Collaboration With Accountability: Pooled Responses, Individual Assessments

poolThis post was originally featured on Thought Partners, a blog for educators, hosted by the excellent classroom behavior management app, Class Dojo.


Here’s the conundrum:

You’ve composed a prompt for an assessment. It has many possible answers – and many ways to succeed.

That’s good!

But some students, sitting at home, alone, will have trouble formulating a quality response.

Take this quick quiz to see if you should use Pooled Responses, Individual Assessments: 

1. Do you encourage team-work?

2. Do you feel that the best ideas are piggybacked on other good ideas?

3. Can you use a computer?


pool3

If you answered YES to all three, then you should use Pooled Responses, Individual Assessments. Here’s how:

1. Present the prompt in class.

Be sure the prompt is complex, has many possible solutions, and is relevant to the Essential Questions / Enduring Understandings of the unit.

2. Have students individually write 3-4 answers / solutions to the prompt.

3. Students partner up and together, they choose from their (now) 6-8 responses their agreed-upon top-three.

4. Students write these 3 solutions / responses in a grid in a Google Doc, accessible to the class.

5.  At home, students will be able to review a dozen or more solutions. Rather than create ex-nihilo, they can modify and build a complete response based on the best of the best.

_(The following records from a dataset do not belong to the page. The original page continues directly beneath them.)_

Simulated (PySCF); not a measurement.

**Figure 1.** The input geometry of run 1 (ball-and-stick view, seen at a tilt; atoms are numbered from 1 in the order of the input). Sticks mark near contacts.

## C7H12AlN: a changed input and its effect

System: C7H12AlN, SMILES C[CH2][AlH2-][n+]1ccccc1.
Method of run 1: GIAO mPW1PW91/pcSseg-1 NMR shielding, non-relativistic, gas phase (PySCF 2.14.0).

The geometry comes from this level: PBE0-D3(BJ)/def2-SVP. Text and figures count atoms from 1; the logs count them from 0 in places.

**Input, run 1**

In other words, they have pooled the resources of thoughtful solutions, but it will be up to each individual to identify and analyze the best responses.

Caveats:

1. Students must quote the ideas’ authors by name (and are permitted a note card if the assessment involves an in-class essay).

2. Students may quote the idea verbatim, but must put it in quotes.

3. Students will still have to 1) explain the idea in his/her own words, 2) justify the idea with proof texts and additional support.

4. You could even require students to pull at least one idea from his/her own partner session, and decide whether to support or critique a classmates.

Ultimately, Pooled Resources / Individual Assessments sends the message that while each student is responsible for his/her own work, progress and learning takes place as a result of the collaborative efforts of many people.